KABUL - The years long dream of the transnational TAPI gas pipeline seems to be coming true as the strategic project connecting Turkeministan, Afghanistan, Pakistan and India is going to start in Afghanistan on Friday.
High level officials from the four countries are expected to attend a ground-breaking ceremony in Herat on Friday to launch the first phase of the TAPI gas pipeline construction process.
Local residents have said that the eventual implementation of the multi-million dollar project will help the country boost its economic growth and prosperity.
Meanwhile, residents and a number of scholars called on the Taliban not to attempt to sabotage the project. They said TAPI is a national asset.

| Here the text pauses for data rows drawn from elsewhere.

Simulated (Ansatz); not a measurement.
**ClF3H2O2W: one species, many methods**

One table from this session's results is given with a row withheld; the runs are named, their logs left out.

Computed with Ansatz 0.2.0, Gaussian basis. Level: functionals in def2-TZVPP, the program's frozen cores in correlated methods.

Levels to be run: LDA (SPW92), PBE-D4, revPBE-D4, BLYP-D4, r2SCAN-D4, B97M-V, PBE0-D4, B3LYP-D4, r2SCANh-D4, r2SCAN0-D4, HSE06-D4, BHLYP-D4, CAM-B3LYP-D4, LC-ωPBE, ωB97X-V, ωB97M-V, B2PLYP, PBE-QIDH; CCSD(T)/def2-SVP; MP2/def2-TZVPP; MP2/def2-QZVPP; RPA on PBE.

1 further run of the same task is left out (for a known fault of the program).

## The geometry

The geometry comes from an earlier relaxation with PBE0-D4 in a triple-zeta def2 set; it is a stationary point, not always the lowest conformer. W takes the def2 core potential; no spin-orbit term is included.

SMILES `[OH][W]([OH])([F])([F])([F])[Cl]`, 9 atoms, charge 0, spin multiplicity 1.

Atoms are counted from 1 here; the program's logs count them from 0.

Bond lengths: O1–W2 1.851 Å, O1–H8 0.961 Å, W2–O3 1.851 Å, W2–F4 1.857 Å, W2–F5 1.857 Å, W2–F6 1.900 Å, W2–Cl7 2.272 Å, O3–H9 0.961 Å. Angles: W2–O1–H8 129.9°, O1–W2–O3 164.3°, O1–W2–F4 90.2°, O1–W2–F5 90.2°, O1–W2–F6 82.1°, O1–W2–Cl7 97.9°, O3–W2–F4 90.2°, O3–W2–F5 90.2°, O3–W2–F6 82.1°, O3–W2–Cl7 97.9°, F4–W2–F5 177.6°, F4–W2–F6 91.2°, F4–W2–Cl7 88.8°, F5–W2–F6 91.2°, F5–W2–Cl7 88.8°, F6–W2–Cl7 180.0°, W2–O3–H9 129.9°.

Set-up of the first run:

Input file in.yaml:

“TAPI helps us to move forward towards a new beginning in Afghanistan,” said one resident in Herat Behroz Majidi.
“Today we see that the people express their support for the project,” another resident Ali said.
According to experts the successful implementation of TAPI in Afghanistan will be followed by three more mega projects in the war-ravaged country.
TAPI will however, transport gas from Turkmenistan to Afghanistan, Pakistan and India via a 1,814km pipeline.
In Afghanistan, the TAPI pipeline will be constructed alongside the Kandahar–Herat Highway in western Afghanistan, and then via Quetta and Multan in Pakistan. The final destination of the pipeline will be the Indian town of Fazilka, near its border with Pakistan.
Afghanistan is expected to earn $500 million USD in transit duties annually from the project.
The pipeline will be 1,814 kilometers long and will have the capacity of transferring 33 billion cubic meters of gas from Turkmenistan to Pakistan and India through Herat, Farah, Helmand and Nimroz provinces of Afghanistan.
"TAPI is a sign of transforming Afghanistan from a confrontation point into a regional and international cooperation point, and the nation not only welcomes the project but most importantly the concept," President Ashraf Ghani said.